A new report published today reveals how donors, investors, technical experts and policy makers can improve support to enterprises providing access to clean energy in the developing world.
Some 1.3 billion people live without electricity, while nearly 3 billion people cook on open fires or inefficient cookstoves, damaging health and keeping people trapped in poverty.
The report is a joint venture by sustainable energy charity Ashden - which makes annual awards to carbon-cutting energy programmes and enterprises - and international development agency Christian Aid.
It is based on in-depth interviews with leading providers of solar lights and improved cookstoves that use less fuel - and crucially minimise health-damaging pollution in the home - as well as makers of energy-saving ceramic water filters providing rural families with safe drinking water.
Those taking part included d.light, EcoZoom, and SELCO and support providers such as ERM Foundation's Low Carbon Enterprise Fund and GVEP.
Energy access enterprises face a finance gap
The report, Lessons on Supporting Energy Access Enterprises, highlights the problems that such enterprises can face both in raising finance, and ensuring a regular cash flow until a market is established.

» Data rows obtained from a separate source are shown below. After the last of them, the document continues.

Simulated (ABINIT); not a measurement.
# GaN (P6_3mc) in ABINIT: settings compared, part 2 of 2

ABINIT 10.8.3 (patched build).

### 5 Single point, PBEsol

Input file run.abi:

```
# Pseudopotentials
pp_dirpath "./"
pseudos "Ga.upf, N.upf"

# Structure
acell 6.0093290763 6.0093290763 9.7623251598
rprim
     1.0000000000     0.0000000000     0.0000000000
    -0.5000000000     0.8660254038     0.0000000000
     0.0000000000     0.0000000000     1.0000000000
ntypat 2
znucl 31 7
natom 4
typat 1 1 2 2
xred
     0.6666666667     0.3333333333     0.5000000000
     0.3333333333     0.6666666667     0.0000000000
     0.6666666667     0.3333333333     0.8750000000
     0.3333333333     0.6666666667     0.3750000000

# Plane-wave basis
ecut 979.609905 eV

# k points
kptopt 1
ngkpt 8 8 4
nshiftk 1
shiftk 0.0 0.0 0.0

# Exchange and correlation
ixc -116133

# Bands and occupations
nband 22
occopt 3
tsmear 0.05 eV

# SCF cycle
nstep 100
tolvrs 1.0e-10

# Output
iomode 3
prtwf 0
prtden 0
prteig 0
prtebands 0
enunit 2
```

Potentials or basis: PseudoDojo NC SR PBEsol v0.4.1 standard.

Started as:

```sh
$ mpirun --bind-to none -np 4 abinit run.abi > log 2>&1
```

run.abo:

With most clean energy enterprises needing finance, especially those at the small and medium end of the scale, key findings of the report include a need for working capital, with interviewees emphasising that long delays over financing place a huge strain on enterprises.
It says finance that can be accessed quickly, with minimal conditions, such as lines of credit, should be more readily available, along with impartial advice on the financing options that exist and guidance on how to attract investors.
Support for sales and marketing was also seen as crucial, as well as management support.
Ashden Founder Director Sarah Butler-Sloss said: 'Increasing access to energy is the biggest challenge, and also the greatest opportunity for reducing poverty in the developing world.
'This research demonstrates the catalytic role the right kind of support can play in helping energy access enterprises thrive and grow - so they can transform people's lives and stimulate development.'
'We urge donors, investors, technical experts and policy makers to take note of the recommendations of the report, so that appropriate financial and technical support gets to the enterprises that badly need it.'
Christian Aid international director Paul Valentin said: 'Energy provision in many developing countries is poor. New York State consumes as much energy as the 800 million in sub-Saharan Africa.
'People in rural areas are often most affected, even losing out when major electricity generation schemes are built as the power lines go straight to the nearest big city.
'Sustainable clean energy delivers immediate benefits. It minimises the air pollution caused by cooking with solid fuels such as wood, animal dung and crop waste which costs an estimated four million lives a year. Education improves as young people can study at night by electric light. And people's economic prospects improve as local industries prosper.
'But finance is required. At present, commercial investors may be wary of doing business with clean energy enterprises, regarding them as high risk, while markets are undeveloped, with potential customers unaware that the products exist. Rural customers may also be expensive to reach, and have little purchasing power. But these problems are not insurmountable.'
The report calls on donors to leverage working capital for energy access enterprises. Grants should be focused on growth, new programmes and innovation, and funding for obtaining technical assistance from experienced providers.
Investors should ensure management capacity is in place, provide debt for working capital with repayment terms that allow an enterprise to thrive, make financing decisions in good time, and publically champion successful ventures to draw more investment into the sector.
Technical assistance providers should strengthen their sales and marketing support services and ensure business mentors are provided for enough time, while policy makers must develop mechanisms to help clean energy enterprises thrive, such as enabling access to local finance.
The report is at this link: www.christianaid.org.uk/images/Ashden-Christian-Aid-Energy-Access-Enterprises-Report.pdf
It will be launched at an event at Simmons and Simmons, 1 Citypoint, Ropemaker Street, London, EC2Y 9SS, on Thursday 26 June, 4 - 6.30pm. Speakers will be Paul Valentin, International Director of Christian Aid; Chhavi Sharma, Ashden International Programme Manager, Ben Good, CEO of GVEP and Charlie Miller, Partnerships Manager at SolarAid.